Book Sharing – “I Am Death” by Chris Carter

“I Am Death” by Chris Carter, e-book

“Oh, thank you so much for coming in at such short notice, Nicole,’ Audrey Bennett said, opening the front door to her white-fronted, two-storey house in Upper Laurel Canyon, a very affluent neighborhood located in the Hollywood Hills region of Los Angeles.” – Starting line from I Am Death, Chris Carter

The seventh book in the series, Chris Carter adheres to the cardinal rule of “writing what you know” and plots his murder in the setting he knows best – Los Angeles. Although the series follows a homicide detective Robert Hunter and sometimes makes references to the book prior to the story, they are all standalones which can be read out of order if you so wish to.

The story begins with a kidnapping and naturally, as advertised in the title, ends with a gruesome death awaiting Robert Hunter and his partner, Carlos Garcia, to solve. And time is running out as one dead body appears after another, all equally gruesome, mounting pressure on the detectives to catch the perpetrator as the psychotic killer taunts the homicide detectives with the cryptic message “I am death” at each scene.

The novel is quite a standard length but because of the quick pace and the hooks which promise further illumination to the investigation, the novel can be read in a relatively short time. Interestingly, the short chapters also serve as a natural bookmark, allowing a reader to return to the story at ease. Even the switch from one point of view to another is well handled, setting up the stage for the story to develop further.

What sets Chris Carter apart from other detective stories is, he does not resort to clever but obscure deductions that are too farfetched. Instead, Carter makes use of his expertise in criminal psychology and his wealth of research from interviews with criminals to scaffold the thriller. This provides an interesting take to the detective story as readers are exposed to the psychological state driving the killer to commit such unspeakable and violent murders.

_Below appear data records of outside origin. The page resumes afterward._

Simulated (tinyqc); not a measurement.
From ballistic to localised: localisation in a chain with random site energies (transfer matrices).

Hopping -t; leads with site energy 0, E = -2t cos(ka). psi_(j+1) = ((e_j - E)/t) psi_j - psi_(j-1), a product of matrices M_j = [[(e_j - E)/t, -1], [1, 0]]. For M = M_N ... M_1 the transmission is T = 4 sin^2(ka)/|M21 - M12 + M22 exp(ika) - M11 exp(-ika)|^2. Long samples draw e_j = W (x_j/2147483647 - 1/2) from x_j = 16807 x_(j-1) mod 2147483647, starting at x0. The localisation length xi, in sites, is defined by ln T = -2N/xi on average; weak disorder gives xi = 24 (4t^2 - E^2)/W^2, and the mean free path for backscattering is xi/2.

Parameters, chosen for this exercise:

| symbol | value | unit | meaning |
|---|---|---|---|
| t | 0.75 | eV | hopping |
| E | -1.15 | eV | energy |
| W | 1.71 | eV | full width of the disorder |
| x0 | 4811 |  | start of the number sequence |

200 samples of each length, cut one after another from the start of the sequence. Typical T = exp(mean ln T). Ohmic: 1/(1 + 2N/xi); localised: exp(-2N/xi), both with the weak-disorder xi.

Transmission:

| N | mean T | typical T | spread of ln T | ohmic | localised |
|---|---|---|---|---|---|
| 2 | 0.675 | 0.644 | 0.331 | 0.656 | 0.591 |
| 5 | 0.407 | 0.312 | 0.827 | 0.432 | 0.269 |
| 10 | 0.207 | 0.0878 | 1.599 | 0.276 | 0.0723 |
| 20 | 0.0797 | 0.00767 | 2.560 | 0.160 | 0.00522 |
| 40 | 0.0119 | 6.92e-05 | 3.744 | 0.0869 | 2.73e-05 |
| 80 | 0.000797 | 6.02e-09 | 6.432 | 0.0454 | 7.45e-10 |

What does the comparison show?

No doubt, the violence possibly far exceeds expectations but surprisingly, I have to say, Carter tones down the violence in this book. Even the almighty prowess of the protagonist, Robert Hunter, appears to be diminished as Carter presents an interesting premise to the reader, “Can a sociopath serial killer be nurtured under the right circumstances?” With this question in mind, a reader is not just reading the unravelling of mystery but also the motivation driving the story.

Naturally, this invitation is reflected in the starting line, when a posh lady welcomes the victim, and by extension the reader, in. Death is often painted with a beautiful and exalted exterior, but often, one forgets the horrid and gruesome aspect. This novel would certainly remind the reader so.